Litter is unflushable

Since the start of the monitoring of beach litter in the Baltic Sea, perhaps most notably by the EU-funded project MARLIN, it has become evident that there really is nothing that you can’t find among the litter items. The most common items, as you surely know by now, are the ones made of plastics. For instance, in Turku city we often find peculiarities such as toys, even though the majority consist of the “regulars” cigarette butts, plastic bottle caps and so on. What we really find unusual are items that do not seem to have a clear pathway, but somehow still end up in the water ways in substantial quantities.

Hygiene products is one category that surprise us from time to time, often consisting of q-tips and sanitary pads. Strikingly, q-tips ranks fourth in the list of most common litter items in the Baltic Sea. But how do they end up there?

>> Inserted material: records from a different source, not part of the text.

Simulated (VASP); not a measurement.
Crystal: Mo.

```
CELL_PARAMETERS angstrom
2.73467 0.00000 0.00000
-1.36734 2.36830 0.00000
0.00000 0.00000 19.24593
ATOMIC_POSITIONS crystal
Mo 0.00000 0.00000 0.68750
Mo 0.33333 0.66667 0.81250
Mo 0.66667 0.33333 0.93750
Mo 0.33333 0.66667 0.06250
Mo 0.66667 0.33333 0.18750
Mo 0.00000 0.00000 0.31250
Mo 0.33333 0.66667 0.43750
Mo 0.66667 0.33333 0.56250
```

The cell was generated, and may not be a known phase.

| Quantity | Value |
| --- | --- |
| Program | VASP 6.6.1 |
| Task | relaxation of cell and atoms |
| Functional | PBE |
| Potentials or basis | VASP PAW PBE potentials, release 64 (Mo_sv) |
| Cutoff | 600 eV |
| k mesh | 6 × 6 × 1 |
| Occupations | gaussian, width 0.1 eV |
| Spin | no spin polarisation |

We know that it is very common for litter items to end up in toilets, a subject that is quite often in the news as well. We also know that in developed wastewater treatment plants, macro-waste can be removed. Litter ending up in the wastewater system is obviously a huge inconvenience for water treatment, a fact that we really can’t stress enough. Treatment plants are first and foremost made for taking out nutrients and different hazardous substances from the water – not plastic trash that should not be there in the first place. Toilet paper is the only piece of litter allowed in the toilet, since it is designed to break down already in the sewerage system. Many seem to think that all organic substances, including paper towels and cotton balls, get the pass, but the truth is that all of these can induce clogging in the sewage.

Litter removal causes a lot of unnecessary stress for the treatment process. According to the Finnish national news site YLE, in Helsinki, Finland, an estimated 1000 tons of litter is removed from the wastewater treatment plant every year, creating a huge and unnecessary  burden for workers at the treatment plant (check out the variety of litter items found here). Few knows that what you throw in your toilet might actually find its way to the ocean, and quite ironically, due to blockage in the sewage caused by substances or items that should not end up in the wastewater. What happens is that a clogging becomes so severe that the only alternative is to discharge sewerage to the environment untreated. When serious flooding occurs, it is practically impossible to retain wastewater and everything that flows out with it.

No data of how often leakage occurs is available, nor how much litter ends up in the ocean through sewage spills. So far studies have concentrated on microplastics in the actual wastewater, a subject that has not been the object of our project, but is currently a rising topic in the science world. What we do know is that your toilet is not a trash bin and that no good can come out of treating it as one. A lot of research awaits in the near future. Luckily enough, we have clear signs of where to start..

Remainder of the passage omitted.